I've been working on an idea I've had for a while now of using an Arduino board as a navigation coprocessor for our team's FRC robot. The board works quite well for its current purpose, which is to read encoder counts, calculate distance, orientation, and potentially other important quantities related to navigation. My plan is to have the board output this data to the serial port using the same format as the CMU camera, allowing me to use and tweak Kevin Watson's code for grabbing camera data for this application.

Right now I am prototyping this on a Vex RC using the TTL serial port and the camera software written for the edubot that HAS previously worked with the camera. (We used it last year for prototyping.) I have connected the grounds between the Arduino and Vex and the Vex rx pin to the Arduino TX output. As a test, I sent the letter 'k' continuously through serial port 2, and wrote another program on the arduino to turn on an led when it receives a 'k'.
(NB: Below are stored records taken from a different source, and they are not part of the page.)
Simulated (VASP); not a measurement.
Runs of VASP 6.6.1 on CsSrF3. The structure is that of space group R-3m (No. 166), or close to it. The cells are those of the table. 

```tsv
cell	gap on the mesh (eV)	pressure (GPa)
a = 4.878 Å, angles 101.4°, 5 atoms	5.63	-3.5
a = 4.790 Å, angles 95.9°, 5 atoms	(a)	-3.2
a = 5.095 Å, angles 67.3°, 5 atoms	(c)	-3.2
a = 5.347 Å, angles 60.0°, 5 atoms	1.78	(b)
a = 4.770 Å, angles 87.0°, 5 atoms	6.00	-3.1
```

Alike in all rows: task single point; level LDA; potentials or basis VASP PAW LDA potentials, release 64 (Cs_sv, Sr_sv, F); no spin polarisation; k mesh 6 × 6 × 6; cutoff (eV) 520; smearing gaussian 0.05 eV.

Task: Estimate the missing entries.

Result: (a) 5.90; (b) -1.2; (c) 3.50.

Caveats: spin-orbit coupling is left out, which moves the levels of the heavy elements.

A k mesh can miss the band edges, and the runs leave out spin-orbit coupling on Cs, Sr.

The problem is (as you might have guessed) that the two are not talking to each other in this simple test. I have configured the arduino at 9600 bps, 8-N-1 as is default in the serial port software for serial port two. I have tested the serial port with another arduino board at both 9600 and 115200 bps to show that the serial port functions. I have also tried 115200 bps out of the vex from both serial ports one and two.

By connecting a dumb terminal to the output, I've been able to read directly the output of the vex serial port. On serial port one, the characters come out correctly when I call "Write_Serial_Port_One('k'), but the serial data is clearly not read by the arduino since the LED does not go on. With serial port two, things become a bit more strange - the only way to send the 'k' is by sending the character code in Write_Serial_Port_Two(), and not with 'k' in the parentheses. When I call Write_Serial_Port_Two('k') it sends a blank character, and this is independent of the speed I tell it to send at.

I guess the deal breaker is that I can't verify that the serial ports are communicating, and without this, there's no chance the arduino can send the data back to the RC.

My question for the experts: If the pins are correctly connected (RX to TX, grounds connected together) and the port speeds are the same, is there anything ELSE that would also have to be configured to make two serial ports talk to each other? Is there a reason why the Write_Serial_Port functions would not be able to send a character ('k') out of serial port 2, but would be able to out of serial port 1?

Please let me know if you can think of things to try....

Thanks!

Evan

billbo911
30-05-2008, 17:54
I have connected the grounds between the Arduino and Vex and the Vex rx pin to the Arduino TX output. As a test, I sent the letter 'k' continuously through serial port 2, and wrote another program on the Arduino to turn on an led when it receives a 'k'.



Wow Evan, sounds like you are doing what I plan on doing this summer. (I know this is somewhat obsolete considering the new controller we will have in 2009, but I still like the challenge and the learning it provides.)

I think your communication problem stems from your wiring. If you are sending the "k" from the Vex to the Arduino, then you output on the Vex should be Tx, and your input on the Arduino should be Rx. It looks like you have the two backward.

I would love to see your Sketches for the Arduino. It would save me a ton of time. Either way, I'll figure it out. I also plan on adding a gyro input to the Arduino and sending the encoders and rotation orientation to the Vex via serial stream.

Foster
30-05-2008, 20:43
I've had good luck connecting things to the serial ports. As noted above you need to take the VEX TX and put it to the other device RX.

I have a breakout box that puts an LED on the line and at low baud rates I can see the LED flicker as the characters go by.

When looking for characters from the Arduino (TX) port to the VEX input (RX) port check the USART status buffer. It will tell you if you got frame errors (bitrates wrong).